> True, I don't like language bashing. But reasoned critiques
> are always welcome (we even have a department for them!)
> The reason I like this paper is that it tries to show how
> important small details are, when it comes to language design.
>
> The treatment of variable sized arrays is a great example.
>
> Classic Pascal forces you to write a Sort routine for each
> array length. Yuck!
>
> C doesn't enforce array length checking, so you get flexibility
> without safety.
>
> Ada provide unconstrained array types, which safely provide
> the flexibility we need.
It is a great example. It was great in Habermann's paper (1973), great
when Lecarme and Desjardins (1975) called it a valid point, great when
Wirth (1975) suggested an extension addressing it, great when the Ada
rationale (1979) discussed that flexible safe approach, and still great
when the ISO Pascal draft (1980) included conformant array parameters to
deal with it (just to draw from Kernighan's citations). It's also the
most significant criticism of Pascal in Kernighan's paper that holds up.
Let me make clear that I am not defending Pascal, which deserves and has
received many fair criticisms; rather, I am criticizing Kernighan's
paper, which does require pointing out some unfair criticisms of Pascal.
Bias pervades Kernighan's paper, specifically his uneven treatment of
the same issues in Pascal and in other languages. Some of the double
standard may be explained by shifts in his views from earlier writings,
but the absence of any comment on a change in his opinion of Fortran
(for example) is itself conspicuous.
In _Elements of Programming Style_ (2nd ed 1978), Kernighan and Plauger
advise "Use the good features of a language; avoid the bad ones". In
_Software Tools_ (1976) they put this into practice: bare Fortran, "a
poor language indeed for programming", was made better by a Ratfor
preprocessor that adds control structures and improves the "cosmetics"
of the language, although there are other weaknesses left alone. They
recommended that any Fortran preprocessor available be used--"the
payoff from any preprocessing is enormous".
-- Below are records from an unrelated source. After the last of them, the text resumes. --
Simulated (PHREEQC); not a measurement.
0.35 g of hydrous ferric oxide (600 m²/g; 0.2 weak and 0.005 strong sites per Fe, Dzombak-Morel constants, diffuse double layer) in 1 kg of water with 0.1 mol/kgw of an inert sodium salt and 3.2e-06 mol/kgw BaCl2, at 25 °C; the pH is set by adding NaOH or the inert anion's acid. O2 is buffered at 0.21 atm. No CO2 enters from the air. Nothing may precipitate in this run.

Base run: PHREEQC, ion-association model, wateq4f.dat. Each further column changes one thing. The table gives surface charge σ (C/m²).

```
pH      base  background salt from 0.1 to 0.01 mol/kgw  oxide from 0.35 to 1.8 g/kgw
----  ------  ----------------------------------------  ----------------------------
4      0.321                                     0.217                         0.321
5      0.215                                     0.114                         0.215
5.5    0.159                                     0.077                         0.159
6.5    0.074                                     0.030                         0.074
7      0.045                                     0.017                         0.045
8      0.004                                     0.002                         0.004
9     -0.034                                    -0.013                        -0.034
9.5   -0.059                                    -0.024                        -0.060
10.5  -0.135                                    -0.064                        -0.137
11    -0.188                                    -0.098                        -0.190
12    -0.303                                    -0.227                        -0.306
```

In _Software Tools in Pascal_ (1981) they take another approach,
wallowing in Pascal deficiencies (12 entries in the index). It seems
appropriate to me to consider primarily the major flaws of Pascal
that could not be remedied by a reasonable preprocessor comparable to
the Ratfor preprocessor used in _Software Tools_ (pending further
information on whether Fortran was also a toy language), and only
secondarily the minor flaws that a preprocessor could fix (primarily
matters of taste). Kernighan doesn't list many major flaws: array
size, "There is no escape", interactive input, and efficiency concerns.
MAJOR FLAWS
Array sizes are part of the array type. As Kernighan notes, ISO Pascal
provided a solution for parameters, which was in fact accepted as level
one of the language standard (level zero was Jensen and Wirth Pascal,
with some cleaning up). Kernighan calls this "the single biggest
problem", even though there are workarounds (at some cost), unlike the
"no escape" problem--using a single array type of the largest size,
passing indices of a single large array, and linked lists. (_Software
Tools in Pascal_ uses both of the first two.) This is a very fair
criticism, widely made long before this paper, and remedied in ISO
Pascal and almost all Pascal descendants (Per Brinch Hansen in Edison
maintained that the only problem here was string literal notation).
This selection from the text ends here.